# BigQuery Pipeline
Google Cloud Datalab, with the *pipeline* subcommand, enables productionizing (i.e. scheduling and orchestrating) notebooks that accomplish ETL with BigQuery and GCS. 



In [38]:
%%bq pipeline --help

usage: %bq pipeline [-h] -n NAME [-d GCS_DAG_BUCKET] [-f GCS_DAG_FILE_PATH]

Creates a GCS/BigQuery ETL pipeline. The cell-body is specified as follows:
  input:
    table | path: <BQ table name or GCS path; both if path->table load is also required>
    schema: <For syntax, refer '%%bq execute'>
    format: {csv (default) | json}
    csv: <This section is relevant only when 'format' is 'csv'>
      delimiter: <The field delimiter to use; default is ','>
      skip: <Number of rows at the top of a CSV file to skip; default is 0>
      strict: <{True | False (default)}; whether to accept rows with missing trailing (or optional) columns>
      quote: <Value used to quote data sections; default is '"'>
    mode: <{append (default) | overwrite}; required if path->table load>
  transformation: <optional; when absent, a direct conversion is done from input (path|table) to output (table|path)>
    query: <name of BQ query defined via "%%bq query --name ...">
  output:
    table | path: <BQ ta

# Setup
We set up a few tutorial-essentials in the following cell. These are garbage-collected in the *Cleanup* cell at the end of this notebook.

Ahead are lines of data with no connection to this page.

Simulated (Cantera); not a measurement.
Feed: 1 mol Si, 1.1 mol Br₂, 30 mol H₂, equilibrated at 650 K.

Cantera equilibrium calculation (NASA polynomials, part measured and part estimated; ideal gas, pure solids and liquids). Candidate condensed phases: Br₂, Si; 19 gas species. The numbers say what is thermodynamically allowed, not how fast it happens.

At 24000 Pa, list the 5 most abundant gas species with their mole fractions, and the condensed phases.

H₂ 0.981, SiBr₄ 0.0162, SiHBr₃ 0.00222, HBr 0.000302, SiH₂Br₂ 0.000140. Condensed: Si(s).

We use Airflow (https://airflow.apache.org/start.html) as the underlying technology for orchestrating and scheduling. To set this up, please first run the "Airflow Setup" notebook (under tutorials/BigQuery at https://datalab-alpha.cloud.google.com/docs); it will setup a GCE VM with the Airflow scheduler and the webserver as a long-running process.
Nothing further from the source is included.